Individual students identified through our Options process are allocated to an English Skills group, where they can focus on reading, comprehension and literacy skills through small-group work with specialist teachers. In Year 10 this group also participate in the Reading Fluency Programme as well as using Lexia, read/write technology on Chromebooks, and targeted resources to help build their confidence and reading skills. Teachers who lead this group seek out appropriate, and otherwise challenging, material in other subjects such as Geography and History, in order to support the students with pre-reading ahead of the lessons where the text will be key to their curriculum content and progress, thereby enabling them to better access their learning.

For all students whose reading age is 2 or more years below the expected level for their age, targeted and timely Thrive and Fly intervention is put in place, provided by specialist English/Literacy teachers and tutors. Students receive six sessions (one per fortnight) initially, where they will work on core reading, comprehension and literacy skills to help them progress and thereby better access the curriculum. After these initial six sessions, teacher/tutor feedback will indicate whether they require a further six. Students are rewarded for their engagement using our BfL reward system and parents/carers receive feedback after the initial six sessions and then again after 12 (when required).
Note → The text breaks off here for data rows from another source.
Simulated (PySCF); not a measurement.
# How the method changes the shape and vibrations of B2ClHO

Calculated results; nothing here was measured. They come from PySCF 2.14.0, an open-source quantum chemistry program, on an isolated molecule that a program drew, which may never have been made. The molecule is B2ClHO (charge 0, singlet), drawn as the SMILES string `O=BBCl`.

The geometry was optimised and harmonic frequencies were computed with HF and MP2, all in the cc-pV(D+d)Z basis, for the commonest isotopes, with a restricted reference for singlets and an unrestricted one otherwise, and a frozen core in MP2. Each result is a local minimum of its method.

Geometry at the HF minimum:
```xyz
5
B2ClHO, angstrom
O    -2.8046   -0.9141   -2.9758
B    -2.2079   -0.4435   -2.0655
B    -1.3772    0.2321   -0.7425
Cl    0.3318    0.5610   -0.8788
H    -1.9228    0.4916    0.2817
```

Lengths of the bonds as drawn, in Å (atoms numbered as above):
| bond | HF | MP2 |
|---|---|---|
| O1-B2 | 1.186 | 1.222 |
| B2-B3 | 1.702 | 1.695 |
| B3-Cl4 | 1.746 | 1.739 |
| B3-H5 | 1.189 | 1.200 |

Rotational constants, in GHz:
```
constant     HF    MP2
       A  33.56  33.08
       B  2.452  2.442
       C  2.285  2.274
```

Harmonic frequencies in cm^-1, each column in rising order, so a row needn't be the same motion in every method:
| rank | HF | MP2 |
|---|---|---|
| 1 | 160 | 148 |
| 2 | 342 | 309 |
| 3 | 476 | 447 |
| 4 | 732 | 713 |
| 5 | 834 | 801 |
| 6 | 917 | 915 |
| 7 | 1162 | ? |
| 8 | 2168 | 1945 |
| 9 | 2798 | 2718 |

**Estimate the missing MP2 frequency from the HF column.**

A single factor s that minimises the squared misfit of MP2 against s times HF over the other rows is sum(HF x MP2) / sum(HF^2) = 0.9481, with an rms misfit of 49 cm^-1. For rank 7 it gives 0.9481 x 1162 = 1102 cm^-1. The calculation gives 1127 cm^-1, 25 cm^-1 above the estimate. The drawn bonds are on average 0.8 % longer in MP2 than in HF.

Across both KS3 and KS4 there is a focus on vocabulary in every lesson, with key words displayed and referred to, in line with the whole-school teaching and learning policy. Developing reading ability and vocabulary is seen as the responsibility of all teaching staff.

Reading in tutor time

Within the tutor time programme there are regular reading sessions for all students in Years 7 - 11. During these sessions students read independently or in small groups, or may work with their tutors to demonstrate comprehension.

Further reading tasks are incorporated into the tutor time programme. Elements such as the theme of the week or Headstrong will involve reading extracts or other materials as a group and discussing the texts.

Reading on a daily basis

All students are encouraged to have reading books of an appropriate level with them at all times.

The school Library is available for reading before school, at breaktime, at lunchtime and after school every day. Students are strongly encouraged to use this resource, and are motivated by reading competitions and certificates.

Extracurricular activities, clubs and societies also give opportunities for reading wherever possible.

GL Assessment’s New Group Reading Tests

Each September, we use GL Assessment’s New Group Reading Test (NGRT) to assess all students’ reading ages. This is a standardised assessment which measures reading skills against national averages. It is adaptive, which means that it responds to the ability of the child and adapts the questions accordingly, so that stronger readers are challenged and less-strong readers remain engaged. The test takes around 30 minutes to complete and students take it on a computer. There are two sections: sentence completion and comprehension of a passage.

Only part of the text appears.